Zoning changes next step for Kendall SEED School

kendall-news-featured
Zoning changes next step for Kendall SEED School
Architectural rendering depicts three-story SEED School designed for Kendall “Cottages” area on SW 84th Street

One of the last legal hurdles before locating a new SEED School in Kendall for Miami-Dade County youth is scheduled for county commission action after a 9:30 a.m. public hearing, June 18, at the Stephen P. Clark Center in downtown Miami.

Zoning approvals are expected to permit construction of a three-story residential school — with classroom building, gymnasium, dining facility and dormitories — at 11025 SW 84 St. The school is designed for urban students who would benefit from living in a more academically oriented environment.

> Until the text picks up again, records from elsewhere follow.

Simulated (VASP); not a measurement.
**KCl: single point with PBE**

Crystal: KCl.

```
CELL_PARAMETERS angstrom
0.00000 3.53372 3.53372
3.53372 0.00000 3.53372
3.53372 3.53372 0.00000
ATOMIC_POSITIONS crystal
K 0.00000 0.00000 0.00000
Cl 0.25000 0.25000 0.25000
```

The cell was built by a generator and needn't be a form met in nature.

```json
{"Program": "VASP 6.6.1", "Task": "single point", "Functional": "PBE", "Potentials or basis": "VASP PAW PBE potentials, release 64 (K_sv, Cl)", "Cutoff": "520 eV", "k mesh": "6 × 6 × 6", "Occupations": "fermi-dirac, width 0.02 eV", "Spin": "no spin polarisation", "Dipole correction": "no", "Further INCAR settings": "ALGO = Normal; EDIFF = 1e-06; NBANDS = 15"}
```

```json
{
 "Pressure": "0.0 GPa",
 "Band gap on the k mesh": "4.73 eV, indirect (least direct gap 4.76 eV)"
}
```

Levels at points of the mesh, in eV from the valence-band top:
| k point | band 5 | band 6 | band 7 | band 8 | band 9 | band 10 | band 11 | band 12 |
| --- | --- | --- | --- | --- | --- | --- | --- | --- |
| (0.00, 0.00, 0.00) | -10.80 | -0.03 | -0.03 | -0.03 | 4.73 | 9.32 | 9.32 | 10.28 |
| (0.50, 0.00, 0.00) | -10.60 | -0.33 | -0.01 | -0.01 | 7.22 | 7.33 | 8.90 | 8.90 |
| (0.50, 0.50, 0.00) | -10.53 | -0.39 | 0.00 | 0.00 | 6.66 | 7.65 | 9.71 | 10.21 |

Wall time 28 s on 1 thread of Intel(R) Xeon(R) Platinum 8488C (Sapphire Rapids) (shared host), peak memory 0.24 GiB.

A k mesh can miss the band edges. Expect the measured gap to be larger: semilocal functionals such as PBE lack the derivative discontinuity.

Known as “The Cottages,” the area is used by Miami-Dade County government for numerous community services.
Several buildings will be demolished to make way for new school construction and its campus on an 8.94-acre site leased through Miami-Dade Public Schools for a charter school within the existing complex.

The new school is designed to accommodate up to 400 students in 29 classrooms and provide both dining and sleeping facilities, occupying a total 149,700 square feet of building space. An additional 87,280 square feet is reserved for an outdoor recreation and play area as well as 153 parking spaces.

In 2014, Fran Allegra began serving as president of the SEED School of Miami, and Kara Locke, a former principal of a Washington, DC, school, as head of the Miami-Dade school, modeled after Washington and Maryland schools.

“At SEED, a campus is not just a campus — it’s literally a home for our students and for many staff who live there from Sunday evening through Friday afternoon,” Allegra said. “It’s where our students prepare for their futures as college graduates. The Kendall Cottages site will be a vibrant campus inspired by collegiate settings and designed to facilitate residential learning and development while adding minimal traffic or interruption to the existing community.”

The innovative Kendall school is designed to provide education on a daily basis from grades six through 12, spanning ages 10-21, from opening through October 2021. (A similar lease was granted in 2014 to Miami Horizon Corp., a Florida nonprofit, to provide continuing day care for autistic spectrum clients in a reconditioned cottage.)

The SEED School of Miami opened August 2014 on the Florida Memorial University campus in Miami Gardens, serving 60 sixth graders from throughout South Florida in a safe and secure 24-hour environment.

A charter contract with the school district provides operation of a college preparatory, boarding, charter school in two permanent campuses, Florida Memorial University and the Jessie Trice Community Health Center at 4692 NW 183 St., as well as a temporary campus at Kendall Cottages. Currently operating at FMU, the school plans expansion to another temporary location at 183 Street Center for the 2015-16 school year.

In 2010, the SEED Foundation partnered with Education Tomorrow, a Miami-based non-profit to open its first school in Florida, followed in November 2011 when the organization was selected to serve as school operator by Florida Department of Education and application approval by Miami-Dade County School Board in 2012.

The SEED School of Washington, DC, is the nation’s first public boarding school with a primary mission to provide an intensive, college preparatory educational program preparing students, academically and socially for college and life beyond.

The SEED Foundation was established in 1997 by Eric Adler and Rajiv Vinnakota in the belief that children in an urban environment could benefit from a public boarding educational program.

A year later, the SEED School of Washington, DC, opened its doors at The Capital Children’s Museum with 40 seventh grade students and added students each subsequent year. In 2004, SEED DC reached full capacity and graduated its first class of seniors, all of whom were accepted to college.


Connect To Your Customers & Grow Your Business

Click Here

1 COMMENT

  1. I wish the program success. As a boarding school student I know the value of having a large ‘family’ to keep their eyes on, and care for your development. Instead of making a parking lot can we leave some open space and make it a 2-story parking garage. Miami Dade has money; it’s a matter of where we want to allocate it. Lacking open green space is exactly why you are building the program out here in the suburbs, isn’t it? Urban students don’t have the healthy green space they need.

Comments are closed.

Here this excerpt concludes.